BACKGROUND AND SUMMARY OF THE TRANSACTION
On June 27, 2007, we entered into an Agreement and Plan of Merger (the “Enerwise Agreement”), pursuant to which it is contemplated that Enerwise Global Technologies, Inc. will merge with and into our wholly owned subsidiary, Comverge Eagle, Inc., which, if consummated, will result in Comverge owning all of Enerwise. Pursuant to the terms of the Enerwise Agreement, we have agreed to pay to the Enerwise securityholders the following consideration:
| • | | the greater of (i) 1,279,545 shares of our common stock or (ii) the number of shares of our common stock that results from dividing $28,150,000 by the average of the high and low price per share of our common stock on the trading day prior to the closing date of the Enerwise acquisition (for purposes of this approval, we are asking stockholders to approve the potential issuance of up to 1,279,545 shares of our common stock, which represents a price per share of $22.00); |
| • | | subordinated convertible promissory notes in the original aggregate principal amount of $17,000,000 and that are convertible into an aggregate of up to 508,449 shares of our common stock (for discussion of our calculation of the number of shares of common stock issuable upon conversion of the notes for purposes of this proxy statement, please see “Summary of the Convertible Promissory Notes” below); and |
| • | | our issuance into escrow following the closing of the acquisition of up to 272,727 shares of our common stock (the “Escrow Shares”) (for discussion of our calculation of the number of shares of common stock that we may be required to issue into escrow for purposes of this proxy statement, please see “Summary of Provisions Related to the Escrow Shares” below). |
Additionally, we have agreed to amend our existing Investors’ Rights Agreement to grant to recipients of our common stock pursuant to the Enerwise Agreement registration rights with respect to the shares of common stock issued to such persons. The Investors’ Rights Agreement will be amended and restated to provide that up to approximately 1,837,689 additional shares of our common stock will be added to the group of stockholders who, by majority consent of the shares held by such group, have the right to demand of us, subject to certain terms and conditions, that we register under the Securities Act the shares of common stock held by such persons. In accordance with the proposed amended Investors’ Rights Agreement, the first date on which such holders can demand registration will be the first anniversary of the closing date of the Enerwise acquisition, which reflects an acceleration of the time period set forth in the prior agreement of approximately eight months. In addition, the proposed amendment adds up to approximately 223,032 additional shares of common stock to the group of our stockholders who are entitled to “piggyback” registration rights if we propose to register any of our capital stock under the Securities Act (except on Forms S-4 or S-8).

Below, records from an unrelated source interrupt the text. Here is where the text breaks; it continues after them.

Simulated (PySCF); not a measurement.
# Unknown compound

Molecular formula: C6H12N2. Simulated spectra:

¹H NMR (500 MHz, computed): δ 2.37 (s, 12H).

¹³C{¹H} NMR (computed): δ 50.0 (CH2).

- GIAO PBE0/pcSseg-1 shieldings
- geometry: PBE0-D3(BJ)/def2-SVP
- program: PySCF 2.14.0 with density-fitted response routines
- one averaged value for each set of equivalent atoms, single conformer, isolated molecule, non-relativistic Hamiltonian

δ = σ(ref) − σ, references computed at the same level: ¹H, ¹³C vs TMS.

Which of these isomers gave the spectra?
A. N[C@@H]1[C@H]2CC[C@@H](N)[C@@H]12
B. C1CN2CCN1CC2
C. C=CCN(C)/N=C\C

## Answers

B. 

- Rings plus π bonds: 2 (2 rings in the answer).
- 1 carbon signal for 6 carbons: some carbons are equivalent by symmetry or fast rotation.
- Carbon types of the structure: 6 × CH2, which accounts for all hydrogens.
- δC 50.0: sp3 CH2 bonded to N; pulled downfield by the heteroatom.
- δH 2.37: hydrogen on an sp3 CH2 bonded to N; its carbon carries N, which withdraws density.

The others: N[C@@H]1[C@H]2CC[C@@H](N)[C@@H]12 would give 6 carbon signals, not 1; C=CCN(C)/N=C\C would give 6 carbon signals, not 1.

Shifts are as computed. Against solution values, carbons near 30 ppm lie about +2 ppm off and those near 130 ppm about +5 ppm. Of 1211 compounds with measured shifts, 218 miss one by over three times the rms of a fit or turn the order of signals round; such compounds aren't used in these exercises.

Enerwise is an energy infrastructure management, demand response and renewable energy services and technology provider that enables commercial and industrial customers to reduce energy consumption and total costs, improve energy infrastructure reliability and make informed decisions on energy and renewable energy purchases and programs. Though there can be no assurance that the acquisition of Enerwise will ultimately be accretive to our business, our board of directors believes that the business of Enerwise will complement Comverge’s business.
Our board of directors formed a special committee of disinterested directors to consider matters related to the acquisition of Enerwise, which excluded Scott Ungerer, who was deemed to be interested in the transactions contemplated by the Enerwise Agreement due to his position with EnerTech Capital Partners. The special committee of the board of directors deemed the acquisition of Enerwise pursuant to the Enerwise Agreement to be in the best interests of Comverge and its stockholders after considering all relevant facts related to the acquisition including the general financing environment, comparable transactions in our industry and a fairness opinion
6
prepared and delivered to our board of directors by RBC Capital Markets. The audit committee of our board of directors separately approved the issuance of the Approval Shares pursuant to the Enerwise Agreement, as provided for in Marketplace Rule 4350(h).
SUMMARY OF THE CONVERTIBLE PROMISSORY NOTES
The Enerwise Agreement provides for our issuance, upon the closing of the transaction, of a series of subordinated convertible promissory notes in the aggregate principal amount of $17,000,000. The notes will bear interest at a rate of 5.5% per annum and will mature on April 1, 2009. Interest payments on the notes will be made by us quarterly. The notes will be convertible into shares of our common stock at the option of the holders thereof beginning on the date of issuance at a price per share of $33.44, which represents 125% of the average closing price of our common stock for the 20 trading days immediately prior to the execution of the Enerwise Agreement. Based on the note conversion price of $33.44 per share, the notes are convertible into an aggregate of up to 508,449 shares of our common stock.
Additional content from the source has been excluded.